The 27,947-square-foot property was purchased for $450,000 in order to demolish the building and connect the Bay District firehouse, Lexington Park library and Lexington Park Elementary School more directly to Great Mills Road. The former strip club property was appraised at $502,472 by the Maryland State Highway Administration.
Mary Rose Turner, who held the last liquor license in St. Mary's County that still allowed topless dancers, died in February and her survivors turned the license in.
The county commissioners agreed 3-1 to the purchase with Larry Jarboe (R) voting no and Kenny Dement (R) abstaining without stating a reason. After the property goes to settlement, the building will be torn down.

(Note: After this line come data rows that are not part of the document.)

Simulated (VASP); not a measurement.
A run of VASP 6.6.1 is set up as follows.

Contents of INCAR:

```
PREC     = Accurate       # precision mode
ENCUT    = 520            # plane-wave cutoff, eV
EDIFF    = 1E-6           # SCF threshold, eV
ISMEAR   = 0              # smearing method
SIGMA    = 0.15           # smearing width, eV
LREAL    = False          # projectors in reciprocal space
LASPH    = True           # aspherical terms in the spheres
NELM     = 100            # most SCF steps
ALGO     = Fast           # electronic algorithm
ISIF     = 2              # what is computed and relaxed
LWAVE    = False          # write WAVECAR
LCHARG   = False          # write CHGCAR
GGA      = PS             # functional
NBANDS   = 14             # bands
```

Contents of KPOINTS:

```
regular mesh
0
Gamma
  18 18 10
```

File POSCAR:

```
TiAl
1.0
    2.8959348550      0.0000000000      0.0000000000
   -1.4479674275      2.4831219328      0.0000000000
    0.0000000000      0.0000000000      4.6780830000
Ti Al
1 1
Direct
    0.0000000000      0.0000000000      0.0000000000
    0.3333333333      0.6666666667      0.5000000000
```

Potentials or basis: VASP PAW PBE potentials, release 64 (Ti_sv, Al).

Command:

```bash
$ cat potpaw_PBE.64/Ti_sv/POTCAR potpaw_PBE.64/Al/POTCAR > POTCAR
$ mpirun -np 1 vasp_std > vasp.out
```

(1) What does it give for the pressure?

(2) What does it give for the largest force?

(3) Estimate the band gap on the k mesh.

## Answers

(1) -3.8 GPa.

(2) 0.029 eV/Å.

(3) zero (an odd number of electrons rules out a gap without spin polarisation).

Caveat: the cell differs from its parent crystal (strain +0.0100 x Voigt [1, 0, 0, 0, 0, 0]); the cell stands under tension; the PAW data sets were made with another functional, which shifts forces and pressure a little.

"We've had a lot of requests" for its demolition, said George Erichsen, director of St. Mary's County Department of Public Works and Transportation. "It's now a hangout place for folks," though it is vacant.
The Rose's Place II building was first permitted as a temporary use in 1954 "for ice cream and dairy products," Erichsen said, with the understanding that a road was intended to come through the property.
That roadway has been in the county's transportation plan since 1985 and county government has been interested in obtaining the property since 2003, said Liz Passarelli, county government's property manager. She said if the parcel was purchased through eminent domain, the full market value would likely have to be paid. She added that if someone else came along and purchased the land, it would cost even more to buy eventually.
Jarboe said he's been against buying the property since the mid-1990s and he was going to remain consistent. In September he called the purchase "another expense for the taxpayers."
"Consistency is something each commissioner should try to achieve," said Commissioner Daniel H. Raley (D) on Tuesday, "but we should try to achieve consistency to do the right thing."
He said of Rose's Place II, "It's no longer a club. It is a vacant building." County government has been moving infrastructure in Lexington Park along South Shangri-La Drive to keep it out from under the airspace of Patuxent River Naval Air Station, he said.
Willows Road now has more than 1,000 new homes along it, he said. "We are developing a choke point at Willows Road and Great Mills Road. We have to improve that infrastructure," he said.
A new entrance from Great Mills Road to the existing stub of FDR Boulevard between the firehouse and the library would allow more access for large fire trucks to get in and out.
"For us not to take advantage of this opportunity would be a poor decision on the part of the board of county commissioners," Raley said. "For us not do it today would be a tragic mistake."
The rest of FDR Boulevard exists in sections to the north in California from Wildewood down toward Chancellor's Run Road. Eventually it intended to run from Wildewood to the heart of Lexington Park.